In this article I will give you a deeper insight why we decided to make a major breaking rewrite of the secureCodeBox. First I'll give you an overview of the v1 architecture and the rationale behind. Also outline the problems we stumbled upon using secureCodeBox v1 for some years now. Afterwards I introduce you to the new secureCodeBox v2 architecture and the rationale behind.
Architecture of the Version 1
Let's start with the design goals of v1:
- It should be possible to easily integrate new scanners.
- All components should be loosely coupled to easily swap them.
- The whole deployment should run anywhere (local, VMs, Cloud, etc.) and scale.
- The definition and implementation of a scan process should be easy.
This is not an exhaustive list of requirements for the architecture, but the most important ones. This resulted in a design outlined in the next image:
This is a simplified component diagram of the secureCodeBox v1. Unimportant components (like reverse proxy, vulnerability management system, etc.) are left out for brevity. So lets dig deeper into these goals and how they were achieved.

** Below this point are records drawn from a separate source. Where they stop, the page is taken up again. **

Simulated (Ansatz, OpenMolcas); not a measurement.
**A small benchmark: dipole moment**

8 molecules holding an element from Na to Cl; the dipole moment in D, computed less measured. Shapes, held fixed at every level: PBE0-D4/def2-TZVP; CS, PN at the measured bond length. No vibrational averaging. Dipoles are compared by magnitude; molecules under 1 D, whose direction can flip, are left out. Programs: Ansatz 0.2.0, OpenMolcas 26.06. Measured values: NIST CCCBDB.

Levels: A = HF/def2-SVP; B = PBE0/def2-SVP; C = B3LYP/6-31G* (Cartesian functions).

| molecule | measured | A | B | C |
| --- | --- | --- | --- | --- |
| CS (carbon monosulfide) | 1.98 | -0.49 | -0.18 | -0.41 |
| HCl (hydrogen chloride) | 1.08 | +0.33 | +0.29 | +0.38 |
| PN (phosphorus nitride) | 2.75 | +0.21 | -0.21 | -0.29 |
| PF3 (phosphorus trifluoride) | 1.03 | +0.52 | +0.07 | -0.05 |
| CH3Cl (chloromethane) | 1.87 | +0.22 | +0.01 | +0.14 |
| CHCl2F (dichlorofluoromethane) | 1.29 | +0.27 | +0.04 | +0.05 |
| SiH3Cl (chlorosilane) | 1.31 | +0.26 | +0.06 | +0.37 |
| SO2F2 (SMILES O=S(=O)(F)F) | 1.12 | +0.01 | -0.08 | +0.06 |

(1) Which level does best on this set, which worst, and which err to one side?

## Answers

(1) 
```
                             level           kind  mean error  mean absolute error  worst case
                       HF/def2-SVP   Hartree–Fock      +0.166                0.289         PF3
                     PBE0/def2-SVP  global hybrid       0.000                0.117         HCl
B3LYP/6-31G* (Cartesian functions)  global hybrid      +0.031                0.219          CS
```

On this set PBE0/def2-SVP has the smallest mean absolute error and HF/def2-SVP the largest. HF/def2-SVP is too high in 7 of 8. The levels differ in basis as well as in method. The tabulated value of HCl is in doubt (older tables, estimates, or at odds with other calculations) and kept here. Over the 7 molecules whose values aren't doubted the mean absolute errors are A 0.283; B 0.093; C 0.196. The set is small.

I introduce some wording for the next sections:
- Scanner: This is the component composed of a container with a particular security scanner.
- Engine: This is the core component responsible for orchestration of scanners, providing the REST API and the web UI in secureCodeBox v1.
- Scan process: A description what kind of scanners we want to run against a target.
So, let's have a look how we tried to achieve the architectural design goals from above.
Easy Integration of New Scanners
There are a lot of tools for security testing out there. Hence, it was necessary to make it possible to integrate them easily. We achieved this by encapsulating each scanner into its own Docker container. The basic idea was: If there is a new scanner, just put it inside a Docker container and attach it to the secureCodeBox engine.
Typically, these scanners are Linux based command line tools and putting them inside a container is the easy part. On the other hand, each of these tools have different user interfaces:
- They use different options, arguments, and config file formats.
- They vary in what they give as result (print to STDOUT or files) and how (XML, JSON, custom etc.).
So obviously we needed some glue code which translates from the secureCodeBox engine to the command line arguments of the scanner and translates back the results to a unified format the engine can handle. This resulted in the scanner scaffolding frameworks (Ruby and NodeJS) to help with the scanner integration.
We didn't want tight coupling between the secureCodeBox components, so we may easily swap one of them without touching everything else. With the approach of putting every scanner in its own container, we did the first step. The second step was a REST API for the communication between engine and the scanners. So we ended in a so-called microservices architecture where each scanner and the engine are services.
At this point we had to choose between two approaches for integrating the scanners with the engine:
- The engine pushes new work to the scanners, or
- the scanners polls the engine for new work.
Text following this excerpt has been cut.